Schuur and fellow researchers coalesced new studies to conclude that thawing permafrost in the Artic and sub-Arctic regions will likely produce a gradual and prolonged release of substantial quantities of greenhouse gases spanning decades as opposed to an abrupt release in a decade or less.
Modern climate change is often attributed to human activities as a result of fossil fuel burning and deforestation, but natural ecosystems also play a role in the global carbon cycle.
“Human activities might start something in motion by releasing carbon gases but natural systems, even in remote places like the Arctic, may add to this problem of climate change,” Schuur said. During the past 30 years, temperatures in the Arctic have increased twice as fast as other parts of the planet.
Schuur and his team of researchers from around the world also present next steps for improving knowledge of permafrost carbon and how the dynamics will affect the global carbon cycle.
Approaches include improving climate change models by integrating newly created databases, changing models to differentiate between carbon and methane emissions and improved observations of carbon release from the landscape as the Arctic continues to warm.
What is Permafrost
For the uninitiated permafrost is soil that is frozen year round and is typically located in polar regions. As the world has gotten slightly warmer, that permafrost is thawing and decomposing, which is producing increased amounts of methane.

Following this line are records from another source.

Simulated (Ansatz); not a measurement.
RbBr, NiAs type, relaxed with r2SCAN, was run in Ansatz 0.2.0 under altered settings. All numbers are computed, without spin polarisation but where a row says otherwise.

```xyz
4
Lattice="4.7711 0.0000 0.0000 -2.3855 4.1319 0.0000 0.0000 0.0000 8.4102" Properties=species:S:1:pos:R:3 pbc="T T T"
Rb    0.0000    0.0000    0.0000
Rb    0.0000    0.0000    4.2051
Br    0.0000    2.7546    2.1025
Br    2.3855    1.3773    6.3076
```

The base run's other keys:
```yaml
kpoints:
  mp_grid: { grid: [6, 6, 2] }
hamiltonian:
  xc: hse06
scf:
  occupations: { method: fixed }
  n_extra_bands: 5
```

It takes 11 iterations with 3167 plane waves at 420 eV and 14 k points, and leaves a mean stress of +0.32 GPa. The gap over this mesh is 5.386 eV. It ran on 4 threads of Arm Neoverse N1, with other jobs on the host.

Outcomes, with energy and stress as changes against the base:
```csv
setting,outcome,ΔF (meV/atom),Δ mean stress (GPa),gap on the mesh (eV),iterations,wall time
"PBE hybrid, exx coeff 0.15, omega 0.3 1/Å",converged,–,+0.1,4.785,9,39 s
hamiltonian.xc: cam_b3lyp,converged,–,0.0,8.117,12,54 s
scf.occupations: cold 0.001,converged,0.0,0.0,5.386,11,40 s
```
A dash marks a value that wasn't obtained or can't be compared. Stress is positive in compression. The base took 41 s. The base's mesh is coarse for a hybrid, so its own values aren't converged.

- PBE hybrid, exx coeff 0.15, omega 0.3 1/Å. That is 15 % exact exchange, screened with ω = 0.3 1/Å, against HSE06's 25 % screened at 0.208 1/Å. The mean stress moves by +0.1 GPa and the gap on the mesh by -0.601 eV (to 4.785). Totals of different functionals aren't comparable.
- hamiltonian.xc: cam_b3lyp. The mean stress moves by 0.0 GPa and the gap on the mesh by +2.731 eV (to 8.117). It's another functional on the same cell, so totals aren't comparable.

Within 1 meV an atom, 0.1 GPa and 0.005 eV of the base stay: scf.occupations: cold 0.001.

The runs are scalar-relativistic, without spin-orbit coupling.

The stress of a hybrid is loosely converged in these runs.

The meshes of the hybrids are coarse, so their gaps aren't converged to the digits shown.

Previous studies including those from Florida State University and Virginia Institute of Marine Science have already established that permafrost thawing is releasing large quantities of greenhouse gases into the atmosphere via plants, which could accelerate warming trends and significantly impact marine life in what is one of the world’s most productive and unspoiled marine ecosystems, where rich blooms of phytoplankton feed krill, fish, and higher predators such as whales, penguins, and seals.
“We’ve known for a while now that permafrost is thawing,” said Suzanne Hodgkins, the lead author on the paper and a doctoral student in chemical oceanography at Florida State. “But what we’ve found is that the associated changes in plant community composition in the polar regions could lead to way more carbon being released into the atmosphere as methane.”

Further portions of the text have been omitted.